Might be a regression.

1) Add http://maps.warwickshire.gov.uk/gs/ows as a WFS service
2) Add "Street Lights" - uncheck "cache features".

500 random features should be returned - this is feature limit of the service. The dataset contains 51639 features.

3) Zoom in and pan around all you want - QGIS won't make any requests to the WFS server.

4) Zoom out. Once you have zoomed out further than the the original level, QGIS will make a new request and will do so every time you zoom out further.

Assuming it's confirmed and not just me, I suggest this might be a blocker - it makes WFS unusable on feature limited services.

Master - 51928ed


Related issues

Related to QGIS Application - Feature request #9450: New WFS connection option - Max number of features returned Open 2014-01-29

History

#1 Updated by Neil Benny almost 6 years ago

We have been experiencing the same issue. Datasets of different sizes and with different feature limits all have this same issue.
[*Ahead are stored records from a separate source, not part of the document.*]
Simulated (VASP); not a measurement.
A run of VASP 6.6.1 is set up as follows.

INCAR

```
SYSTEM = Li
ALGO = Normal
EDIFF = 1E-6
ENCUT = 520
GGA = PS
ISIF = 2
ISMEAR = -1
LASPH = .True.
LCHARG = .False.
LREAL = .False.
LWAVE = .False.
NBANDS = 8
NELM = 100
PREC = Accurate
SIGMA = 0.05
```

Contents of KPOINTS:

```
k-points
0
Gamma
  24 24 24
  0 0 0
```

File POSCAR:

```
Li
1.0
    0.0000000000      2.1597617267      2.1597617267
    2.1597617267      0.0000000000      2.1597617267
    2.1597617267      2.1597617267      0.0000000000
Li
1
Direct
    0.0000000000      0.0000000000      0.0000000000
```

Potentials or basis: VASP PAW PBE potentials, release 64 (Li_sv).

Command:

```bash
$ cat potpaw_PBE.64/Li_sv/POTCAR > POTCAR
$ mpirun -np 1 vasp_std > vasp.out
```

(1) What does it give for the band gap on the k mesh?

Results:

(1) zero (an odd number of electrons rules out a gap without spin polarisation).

When we load a limited WFS into QGIS as a non-cached layer it will load the area that can be seen on the map window, if more features than are viewable given WFS feature limits are located on the current view, it will draw up to the feature limit (in my case 5,000) and then stop. No message is given to say that the feature limit has been reached.

If you then zoom or pan the view QGIS won't make a new request on the WFS server, leaving the only option to remove the layer and add it in again (refresh button has no effect).

This has been the case on the QGIS 2.0.1 release and the 105ecfa master.

#2 Updated by Jukka Rahkonen almost 6 years ago

Everybody can not repeat the issue with these steps but one must zoom to correct area before 2) gives any features. They are not really random features but 500 first features from within the BBOX of the map window. If BBOX of the map is outside data extents the query does not find anything from WFS. Area around coordinates 401523,260523 in EPSG:27700 should work, of then one can make first request with "cache features" checked and zoom to layer for getting to the right area.

Otherwise I can confirm Jonathan's observations.

#3 Updated by Richard Duivenvoorde almost 6 years ago

sorry for the longread...

I wrote a small blog about this 'problem' http://www.qgis.nl/2013/04/29/qgis-en-wfs-caching/?lang=en and thought about it. But I think you cannot blame QGIS for this problem, or at least not make it the only one to solve this.

Crux is that when you have 'cached' checked, QGIS sents a WFS request WITHOUT boundingbox, while if you do a cached layer QGIS does NOT sent a bbox (and is hoping that it receives all features in one go....).

Apparently you want to see more Street Lights the the server gives back in one time. So: let the WFS return 10000 features then. Then uncheck cached, and QGIS will ask for all features in your bbox every pan/zoom action. As long as you will not zoom out at a level in which there are more then 10000 lights, you are ok.

If you come in a zoom level in which there are MORE features then the SERVER returns in one request, I think you have a problem, because most server implementations will always return the same features if you request them without a bbox.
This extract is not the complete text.